One of the interesting things about probate law is its conservatism. Many of the forms and much of the terminology have remained virtually unchanged for hundreds (perhaps thousands) of years. Probate procedures arise from the need to have an orderly method of disposing of a deceased person's earthly goods to avoid, if possible, contention and sometimes bloodshed. The procedures also arise from the desire of people contemplating death, in general, to provide for survivors and distribute their property according to their own wishes, rather than those of their family and friends. This repetitious and very common need has resulted in standard procedures depending on the culture of the deceased.
To the benefit of genealogists, these probate procedures have produced a huge amount of valuable family history related information. Unfortunately, to some extent, these records appear impenetrable due to the formulaic and archaic language used in the procedures and documents. Attorneys spend much of their time in law school just learning the language of law and any genealogist that wishes to use these valuable documents, must to some extent, make some of the same effort.
Changes in the law in the United States during the past 50 years or so have dramatically changed the legal procedures for probate in many of the states and have also affected the terminology. If you were to visit a probate attorney today and discuss making a Will, you would likely become engaged in a discussion of Living Wills, Trusts and Powers of Attorney, rather than simply drafting a Will. I do not have the inclination to write a treatise on modern probate law but there are some radical changes in the terminology which I find useful to understand from the standpoint of genealogy rather than probate law as such.
First, the person making a Will is called the testator (male) or testatrix (female). When making a Will, the testator appoints someone to administer or dispose of the estate. The word "estate" refers to any property that survives the death of the testator and needs to be distributed to the heirs and assigns. An heir is a peson designated by law who is entitled to inherit property from the deceased. An "assign" is a person, possible not designated by law, who is given a specific item of property. The giving of this specific property is called a bequest.
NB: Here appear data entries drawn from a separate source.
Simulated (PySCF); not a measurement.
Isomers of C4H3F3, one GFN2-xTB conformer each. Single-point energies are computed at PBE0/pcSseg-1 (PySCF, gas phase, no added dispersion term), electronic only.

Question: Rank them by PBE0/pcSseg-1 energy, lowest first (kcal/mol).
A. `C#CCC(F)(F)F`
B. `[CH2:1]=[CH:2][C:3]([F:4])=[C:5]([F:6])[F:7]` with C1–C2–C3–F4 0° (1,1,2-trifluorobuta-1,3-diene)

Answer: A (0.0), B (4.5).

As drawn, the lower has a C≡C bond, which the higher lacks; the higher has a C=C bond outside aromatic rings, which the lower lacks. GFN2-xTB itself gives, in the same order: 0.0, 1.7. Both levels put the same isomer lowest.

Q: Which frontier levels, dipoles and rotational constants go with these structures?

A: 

The main function of probate procedures is to have a way to provide for the orderly transfer of titled property such as real estate but the procedures also encompass the transfer of untitled personal property.
Now, beginning in about 1964 in the United States, the American Bar Association, with others, formed the National Conference of Commissioners on Uniform State Laws or NCCUSL to draft suggested uniform laws. The idea here was to try to regularize all the differences in the probate laws and procedures that had arisen over the years between the different states in the United States and to try and curb some of the gross abuses such as outrageous billing practices by attorneys.
The Model Uniform Probate Code was promulgated in 1969 and although it was intended to apply to all 50 states, it was adopted by only sixteen states. When I attended law school beginning in 1972 in Arizona, we studied the "newly passed" Uniform Probate Code (UPC). Over the years, the remaining states have adopted portions of the Uniform Probate Code in a piecemeal fashion. So now, rather than having a somewhat uniform set of terms and procedures in the United States, we have all of the old terms and procedures in some areas and completely different terms and procedures in others. If you would like to read more, see Wikipedia:Uniform Probate Code for links to probate related articles.
One of the most obvious changes made by the UPC was to the designation of the administrator of the estate. Historically, this person (or persons) was called the Executor (Executrix) or Administrator (Administratrix) of the Will. The UPC changes that terminology to Personal Representative of the Estate. So, if you move from Arizona to California, not only does the law change, but many of the terms and definitions change also. It is this non-uniform application of probate law that makes understanding what is happening historically in any given state a challenge to genealogists. As a side note, many of the abuses addressed by the UPC are sill going strong in non-UPC states.
One result of the changes is that when I talk about probate in Arizona, a UPC state, with a person from a non-UPC state, I have to explain a whole new set of terms and procedures.
So what do I suggest? As with many areas of interest to genealogists, including not only probate, but real estate, court records, maps, and many other areas, we need to become educated in these specific areas in order to use the records and understand what we are reading and researching.